Drift Taxonomy

The six types of agent drift Caret detects, with examples and detection strategies.

Overview

Caret detects six distinct types of agent drift. Each has its own detection strategy, severity level, and recommended intervention. Understanding the taxonomy helps you configure thresholds and interventions for your team.

Scope drift

Severity: High

The agent modifies files outside the scope of your prompt. This is the most common drift type, occurring in roughly 40% of drifted sessions.

Example: You ask the agent to "fix auth token refresh in src/auth/". Three tool calls in, it starts editing src/db/schema.ts.

Detection: Caret compares every file the agent touches against the intent record's scope field. Files outside scope accumulate a drift score.

Common causes: The agent follows import chains too aggressively, decides a "proper fix" requires upstream changes, or misunderstands the scope of the task.

Deep dive: Scope Drift Detection →

Retry loops

Severity: Medium

The agent edits the same file repeatedly with the same error pattern. It's stuck and burning tokens without making progress.

Example: The agent edits middleware.ts, runs pnpm test, sees a failure, edits middleware.ts again with a similar change, tests again, fails again — 5 times in a row.
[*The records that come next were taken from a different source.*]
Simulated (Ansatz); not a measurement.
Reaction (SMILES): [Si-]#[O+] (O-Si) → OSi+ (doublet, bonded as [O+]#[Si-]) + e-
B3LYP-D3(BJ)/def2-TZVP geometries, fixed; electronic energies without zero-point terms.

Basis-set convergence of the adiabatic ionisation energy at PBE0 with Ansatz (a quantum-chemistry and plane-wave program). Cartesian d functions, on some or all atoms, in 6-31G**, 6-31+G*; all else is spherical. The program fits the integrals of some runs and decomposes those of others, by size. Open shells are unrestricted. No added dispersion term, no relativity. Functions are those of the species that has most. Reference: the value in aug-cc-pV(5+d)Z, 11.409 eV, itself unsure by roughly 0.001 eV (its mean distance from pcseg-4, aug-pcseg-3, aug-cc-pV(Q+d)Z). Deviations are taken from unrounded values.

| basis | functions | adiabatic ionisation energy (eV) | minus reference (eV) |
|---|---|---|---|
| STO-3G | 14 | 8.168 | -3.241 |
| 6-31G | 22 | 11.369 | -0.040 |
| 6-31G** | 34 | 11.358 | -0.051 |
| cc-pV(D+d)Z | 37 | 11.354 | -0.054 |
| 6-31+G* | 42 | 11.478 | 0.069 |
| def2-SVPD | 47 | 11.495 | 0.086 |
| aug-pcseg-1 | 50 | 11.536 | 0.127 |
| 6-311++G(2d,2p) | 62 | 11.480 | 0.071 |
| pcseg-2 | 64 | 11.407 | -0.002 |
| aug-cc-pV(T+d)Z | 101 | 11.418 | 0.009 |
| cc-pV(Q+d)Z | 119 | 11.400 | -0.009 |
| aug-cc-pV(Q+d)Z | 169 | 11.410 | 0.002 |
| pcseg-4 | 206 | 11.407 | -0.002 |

Detection: Caret tracks file-edit frequency and consecutive failure patterns. Three or more edits to the same file with the same failing test triggers an alert.

Cost runaway

Severity: Medium

Token usage exceeds a reasonable threshold for the complexity of the task. A "fix typo" prompt shouldn't cost $2.

Example: A simple validation bug fix burns $1.80 in tokens because the agent is reading every file in the project to "understand context."

Detection: Caret estimates expected cost based on the action type and scope size. When actual cost exceeds the expected cost by a configurable multiplier (default: 5x), an alert is triggered.

Destructive actions

Severity: Critical

The agent attempts to run commands or make changes that could cause irreversible damage.

Example: rm -rf src/, DROP TABLE users, git push --force origin main, deleting configuration files.

Detection: Pattern matching against a built-in list of dangerous commands and file operations. This is Tier 1 (rule-based) detection — it runs in under 10ms and has zero false negatives for known patterns.

Intervention: Destructive actions are blocked by default. The agent receives a message explaining why the action was blocked.

Approach drift

Severity: High

The agent takes an unnecessarily complex approach to a simple task. It rewrites entire modules when a one-line fix would do.

Example: You ask to "fix the date formatting bug." The agent creates a new DateFormatter class, refactors three components to use it, writes tests, and updates the documentation — for a one-character fix in a format string.

Detection: Caret compares the diff size and number of files modified against the expected complexity for the action type. A "fix" action with a 500-line diff across 10 files is flagged as approach drift.

Hallucination drift

Severity: High

The agent imports packages that don't exist, calls APIs with wrong signatures, or references files that aren't in the project.

Example: The agent runs pnpm add @utils/super-validator — a package that doesn't exist in the npm registry.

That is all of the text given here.